Head of the EU Delegation to Russia, Vygaudas Usackas.
The recent Gaidar Forum held in Moscow recently saw Russian and EU participants criticize policies of their respective capitals. Both accused each other of being unreceptive to the interests of their counterparts and acrimony prevailed despite assurances by both sides that they sought to cooperate.
A rash of mutual accusations tainted a panel discussion at the Gaidar Forum between Russian and European Union officials. Russian participants cited economic sanctions and political conditionality as impediments for constructive trade relations between Moscow and Brussels.
“Political conditions are primarily being imposed on us,” said Anatoly Yanovsky, Russian deputy minister of energy. “We must decide if equal trade and economic partnership is possible between participants; one of which puts such conditions forward.”
Vladimir Salamatov of the Russian Chamber of Commerce and Industry suggested that Gunnar Wiegand, the European external action service director for Russia, Eastern Partnership, Central Asia, Regional Cooperation and OSCE, practically “refused to listen” to the Russian envoy when the former touched upon technical regulations of Ukraine’s trade with the Russia-led Eurasian Customs Union.

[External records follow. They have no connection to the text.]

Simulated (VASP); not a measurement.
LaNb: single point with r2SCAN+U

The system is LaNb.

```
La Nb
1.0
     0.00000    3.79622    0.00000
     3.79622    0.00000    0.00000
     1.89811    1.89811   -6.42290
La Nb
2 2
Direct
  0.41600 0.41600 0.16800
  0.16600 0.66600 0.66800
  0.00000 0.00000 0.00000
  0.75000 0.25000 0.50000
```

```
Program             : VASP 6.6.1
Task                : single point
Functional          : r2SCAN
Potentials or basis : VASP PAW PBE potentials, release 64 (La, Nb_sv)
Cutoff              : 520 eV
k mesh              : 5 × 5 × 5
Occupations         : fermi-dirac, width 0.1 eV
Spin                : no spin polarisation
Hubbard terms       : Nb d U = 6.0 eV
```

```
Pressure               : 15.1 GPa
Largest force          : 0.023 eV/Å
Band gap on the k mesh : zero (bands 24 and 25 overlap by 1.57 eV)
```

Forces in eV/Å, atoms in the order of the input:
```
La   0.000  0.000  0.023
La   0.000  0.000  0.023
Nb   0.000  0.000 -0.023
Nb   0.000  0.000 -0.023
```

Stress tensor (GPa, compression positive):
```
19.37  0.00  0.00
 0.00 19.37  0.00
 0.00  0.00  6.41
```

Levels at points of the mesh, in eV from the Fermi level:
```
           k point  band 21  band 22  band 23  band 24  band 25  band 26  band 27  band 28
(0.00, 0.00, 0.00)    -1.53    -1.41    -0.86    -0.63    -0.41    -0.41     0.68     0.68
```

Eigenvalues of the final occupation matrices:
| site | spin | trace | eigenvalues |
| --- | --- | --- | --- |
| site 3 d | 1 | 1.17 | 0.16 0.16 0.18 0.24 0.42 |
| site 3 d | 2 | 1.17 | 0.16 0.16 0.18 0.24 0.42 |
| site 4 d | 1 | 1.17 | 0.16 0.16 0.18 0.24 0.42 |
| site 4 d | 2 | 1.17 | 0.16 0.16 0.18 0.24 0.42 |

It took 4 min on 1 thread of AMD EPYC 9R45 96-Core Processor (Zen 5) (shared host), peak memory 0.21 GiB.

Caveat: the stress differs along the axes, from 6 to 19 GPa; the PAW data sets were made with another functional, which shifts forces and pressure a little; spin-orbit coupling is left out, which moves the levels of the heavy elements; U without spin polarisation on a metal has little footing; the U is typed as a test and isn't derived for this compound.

Political tensions have diminished the trust of Russian exporters to EU clients, speakers said. “I must admit that the number of requests the Russian business community makes to insure exports to Europe has increased exponentially,” said Pyotr Fradkov, general director of the Russian Export Centre.
The inadequately fulfilled Minsk Accords and the controversy surrounding Crimea makes up the bulk of the EU’s discontent with Moscow. The EU refuses to recognize Crimea as part of Russia and has adjusted its trade and investment policies towards Moscow accordingly.
Russia’s Ukraine policy makes the EU implement measures that negatively affect trade between Moscow and Brussels, opined Vygaudas Ušackas, head of the EU’s delegation to Russia. Exports from Russia to the EU have diminished by 37.7 percent since 2014, said Alexei Likhachev, first deputy minister of economic development of Russia.
“The road from Vladivostok to Lisbon goes through Kiev,” said Ušackas, while Likhachev referred to Minsk as the primary route to Europe for Russia.
Moscow’s decision to introduce counter-sanctions undermined the Russia-led Eurasian Economic Union (EAEU), according to Ušackas. The diplomat questioned Russia’s ability to combine its import-substitution policies with WTO and EAEU obligations.
“In relations between the EU and Russia we have the reserves, desire and will, but we also need a shared vision and naturally – mutual trust,” said Ušackas. “Unfortunately, we do not have a shared vision yet and trust is severely damaged.”
Hope for a brighter future
Rhetorical battles notwithstanding, the speakers acknowledged the need to promote dialogue between Moscow and Brussels, including in the trade and energy sectors. The EU remains Russia’s main trade partner in spite of the economic sanctions and a recent decline in bilateral trade.
Russia still exports up to 70 percent of its hydrocarbons to the EU. Moscow and Brussels continue cooperation in the spheres of education and product safety standards. “We have not reached the point of no return with the EU,” added Likhachev.
According to the speakers the Russian business community is interested in normalizing relations between Moscow and Brussels and keeps working with its EU partners.
“A barrier-free and comfortable business environment will eventually be designed,” said Likachev. “The question is which generation of politicians will fulfill these expectations. I personally would not want to us to delegate such important problems to anybody.”
The Gaidar Forum is an annual platform for officials, analysts and business elites to discuss Russia’s role in the world. The forum was held in Moscow at the Russian Presidential Academy of National Economy and Public Administration from January 13-15.